The U.S. Department of Justice (DOJ) decided to make a federal case of that almost a year later. Houck has been acquitted, but his case should alarm us. And former Attorney General Michael Mukasey has said as much. During a speech at a National Review summit on March 30, Mukasey called out the DOJ and the FBI for their unnecessarily forceful tactics.
Mukasey said: "Whatever your views on the issue of abortion, this was a clear attempt to intimidate someone who was advocating the pro-life position. As you may know, Mr. Houck was acquitted of the charge at trial, but that in no way diminishes the damage done by his prosecution and the manner of his arrest."
The former attorney general also brought up the current DOJ's "lackadaisical approach to the prosecution of pro-choice advocates who commit violence -- including arson -- at facilities that offer pro-life counseling to pregnant women considering abortion. Only after a torrent of unfavorable publicity has the Justice Department acted."
Mukasey noted that "it is a federal misdemeanor to picket or parade or use any sound truck or similar device near the residence of a federal judge for the purpose of influencing that judge in the discharge of a judicial duty. For months, particularly since the leak of the Supreme Court's Dobbs opinion that overturned Roe v. Wade, demonstrators have been picketing and using bullhorns and noisemakers near the homes of Supreme Court justices to protest that decision and otherwise to influence the outcome of any subsequent litigation on the subject of abortion."

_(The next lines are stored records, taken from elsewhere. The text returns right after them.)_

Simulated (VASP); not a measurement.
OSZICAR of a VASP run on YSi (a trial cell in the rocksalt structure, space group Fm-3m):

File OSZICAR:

Yet none of these demonstrators were awoken by FBI agents bursting to their house on a weekend morning.
Mukasey made these remarks at the inaugural James L. Buckley Lecture on principled leadership, recently launched by the National Review Institute. Buckley has served in all three branches of the federal government and recently turned 100. He is a living example of the principled leadership our country so sorely needs.
We need to meet and listen and interact with one another more. We need to be willing to come together in agreement that the power of government shouldn't be punishing political opponents.
Which is precisely why we all should step up to the plate in more bold and loving ways to help the women, girls and potential families in our lives, not letting the bitter rancor of politics make things worse for them.
It was refreshing to hear a former attorney general talk about the ideas that Americans should be supporting and the people we should be helping. The Houcks, Mukasey and Buckley give us ideas about what principled leadership looks like. I think we can still know it when we see it. I pray we can still recognize it, treasure it and encourage it.